A review of Tony Horwitz’s Confederate’s in the Attic:
Dispatches from the Unfinished Civil War (1998)
(Rating 5 of 5)
I should begin with a simple disclaimer. I have absolutely no sympathy or respect for
“the Lost Cause of the South.” I do not
see the entire event as “complicated.” It is actually very simple. In 1860, Abraham Lincoln was elected
President of the United States. He was
first president who would not pay lip service to the institution of slavery as
all of his fifteen predecessors had done, regardless of whatever their personal
feelings on the matter. He even dared to
suggest that slavery in the territories of the United States should no longer
be permitted and all new states admitted needed to be Free states. This was so offensive to the leaders of the
South that they went forth and committed treason by breaking up the nation and
attempting to form their own where slavery could be practiced without
challenge. If you do not believe that go
and read all the secession documents of the Southern legislatures, the
Confederate Constitution, and speeches by Jefferson Davis and Alexander
Stevens.
Nevertheless,
the book is fascinating as Horwitz explores the South in the 1990s amongst
those who care about the Civil War. He
comes across a diverse group of people from armature to hardcore reenactors,
modern-day secessionists, and a famous historian in the now late Shelby Foote.
Confederate Reenactors |
Despite my
disdain for the Lost Cause, I came to like many of the Southern characters that
I came to know reading the book. People
like Rob Hodge one of the hardcore reenactors who distinguish themselves from
those lesser reenactors they call “farbs.”

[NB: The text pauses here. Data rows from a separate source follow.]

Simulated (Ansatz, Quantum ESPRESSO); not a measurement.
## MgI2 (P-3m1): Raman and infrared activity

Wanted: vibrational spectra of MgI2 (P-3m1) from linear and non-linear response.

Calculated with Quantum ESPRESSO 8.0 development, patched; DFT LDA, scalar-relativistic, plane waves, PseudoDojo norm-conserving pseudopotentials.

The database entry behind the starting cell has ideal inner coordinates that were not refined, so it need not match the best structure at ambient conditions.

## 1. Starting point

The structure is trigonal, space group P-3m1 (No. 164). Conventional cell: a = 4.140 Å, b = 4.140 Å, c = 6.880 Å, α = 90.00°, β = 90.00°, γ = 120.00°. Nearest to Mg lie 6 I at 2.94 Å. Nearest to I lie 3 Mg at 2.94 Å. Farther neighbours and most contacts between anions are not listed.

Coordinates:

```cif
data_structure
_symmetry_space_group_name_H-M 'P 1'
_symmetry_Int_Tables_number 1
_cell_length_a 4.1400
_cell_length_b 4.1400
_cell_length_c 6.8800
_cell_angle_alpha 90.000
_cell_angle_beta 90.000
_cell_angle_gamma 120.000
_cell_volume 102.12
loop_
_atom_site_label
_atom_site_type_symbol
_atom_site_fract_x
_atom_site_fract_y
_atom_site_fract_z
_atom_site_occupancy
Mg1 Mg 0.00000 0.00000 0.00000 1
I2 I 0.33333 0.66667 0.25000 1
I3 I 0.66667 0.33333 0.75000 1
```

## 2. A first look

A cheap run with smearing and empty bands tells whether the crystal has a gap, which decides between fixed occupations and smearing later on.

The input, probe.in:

I do not have anything against the average Confederate soldier who took
up arms for what he saw was an invader.
These reenactors also seem quite harmless. They just excessive history buffs who want to
know more about their ancestors and how they use to live, fight, and die. I even felt very close to one of them, Mike
Hawkins, who seemed the real world just disappointed him and he felt down about
his life. Hawkins finds his escapism
following his own ancestor’s trials in the Civil War. I can imprecated that. As someone who has
often felt let down by life, I often find an escape into the past but I do not
take it to the same extremes that he does.
I also find
some of the old Southern generals interesting, such as Robert E. Lee and
Stonewall Jackson. I think if I was from
the South, I might view those men the same way a German might view Erwin
Rommel, I would appreciate genius while still despising the cause that they
served. One of the scenes that I thought
was interesting was the comparison to Jackson’s early death to that of famous
musicians.
“The analogy wasn’t airtight. Morrison and Hendrix were sex-crazed hippies who OD’d on drugs; Stonewall was a Bible-thumping teetotaler who sucked on lemons and sipped warm water because he thought the human body should avoid extremes. But Rob was onto something. If Jackson had survived and failed to change the course of the War, his luster might have dulled by the South’s eventual defeat. ‘Better to burn out than to fade away,’ Rob wailed, echoing Neil Young.” (p.229)
One of things I appreciated about this book is that it does not shy away from controversy. It could have just as easily focused on small groups of hardcore reenactors but instead Horwitz chose to take on some of the more difficult questions, such as “Is there any real way to remember the Confederacy when the driving cause behind it was slavery?” Should schools be named after men such as Nathan Bedford Forrest, who in my mind was nothing but a war criminal and hatemonger who founded the Ku Klux Klan.